To learn more about Mark Mensack, visit his sites  www.prudentchampion.com and www.fiduciaryplangovernance.com.

The Securities and Exchange Commission regulates larger investment advisers under the Investment Advisers Act of 1940 (the “Act”). In a previous posting, we noted that perhaps the most significant provision of the Act is Section 206, which prohibits advisers from defrauding their clients and which has been interpreted by the Supreme Court as imposing on advisers a fiduciary duty to their clients. See Transamerica Mortgage Advisors, Inc. (TAMA) v. Lewis, 444 U.S. 11, 17 (1979) (“[T]he Act’s legislative history leaves no doubt that Congress intended to impose enforceable fiduciary obligations.”).

A number of obligations to clients flow from the fiduciary duty imposed by the Act, including the duty to act in the clients’ best interests, to fully disclose any material conflicts the adviser has with its clients, to seek best execution for client transactions, to provide only suitable investment advice, and to have a reasonable basis for client recommendations. SeeRegistration Under the Advisers Act of Certain Hedge Fund Advisers, SEC Release No. IA-2333Status of Investment Advisory Programs under the Investment Company Act of 1940, SEC Release No. IA-1623.
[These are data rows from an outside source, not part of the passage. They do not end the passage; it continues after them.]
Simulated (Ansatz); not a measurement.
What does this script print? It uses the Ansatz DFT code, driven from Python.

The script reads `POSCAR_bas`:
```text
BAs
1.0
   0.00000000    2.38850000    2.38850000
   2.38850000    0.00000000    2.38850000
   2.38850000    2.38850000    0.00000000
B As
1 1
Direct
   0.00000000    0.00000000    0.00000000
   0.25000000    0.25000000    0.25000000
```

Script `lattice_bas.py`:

From these fiduciary obligations arises the duty to properly explain investments or an investment strategy to clients. Where a financial adviser provides advice about investments, “a fiduciary duty is breached when the client is encouraged to purchase an investment with a level of risk that is not appropriate for the client, or is not properly informed of the speculative nature of an investment.” Sakai v. Merrill Lynch Life Ins. Co., C-06-2581 MMC, 2008 WL 4193058 (N.D. Cal. Sept. 10, 2008) (citing Vucinich v. Paine, Webber, Jackson & Curtis, Inc., 803 F.2d 454, 460-61 (9th Cir.1986) (holding that broker had fiduciary duty to fully inform client of nature and risks of selling short, “in terms capable of being understood by someone of [client’s] education and experience.”)).

“A fiduciary must provide a proper disclosure and explanation of the investment activity, and should warn a client to exercise caution if an investment presents a greater risk than tolerable, given the client’s goals and circumstances.” Id.see also Gochnauer v. A.G. Edwards & Sons, Inc., 810 F.2d 1042, 1049-50 (11th Cir. 1987) (finding that where adviser assisted clients in establishing speculative option trading account, “[a] more studied opinion of the risks of option trading in light of the [clients’] then-existing investment objective was owed by [the adviser] to [his clients]. This he failed to do, in breach of his fiduciary duty.”); In re Old Naples Sec., Inc., 343 B.R. 310, 324 (Bankr. M.D. Fla. 2006) (stating that “failing to disclose and fully explain the risk of an investment to an investor can be a breach of the broker’s fiduciary duty.”); Rupert v. Clayton Brokerage Co. of St. Louis, Inc., 737 P.2d 1106, 1109 (Colo. 1987) (“A broker who becomes a fiduciary of his client must act with utmost good faith, reasonable care, and loyalty concerning the customer’s account, and owes a duty . . . to keep the customer informed as to each completed transaction, and to explain forthrightly the practical impact and potential risks of the course of dealing in which the broker is engaged.”).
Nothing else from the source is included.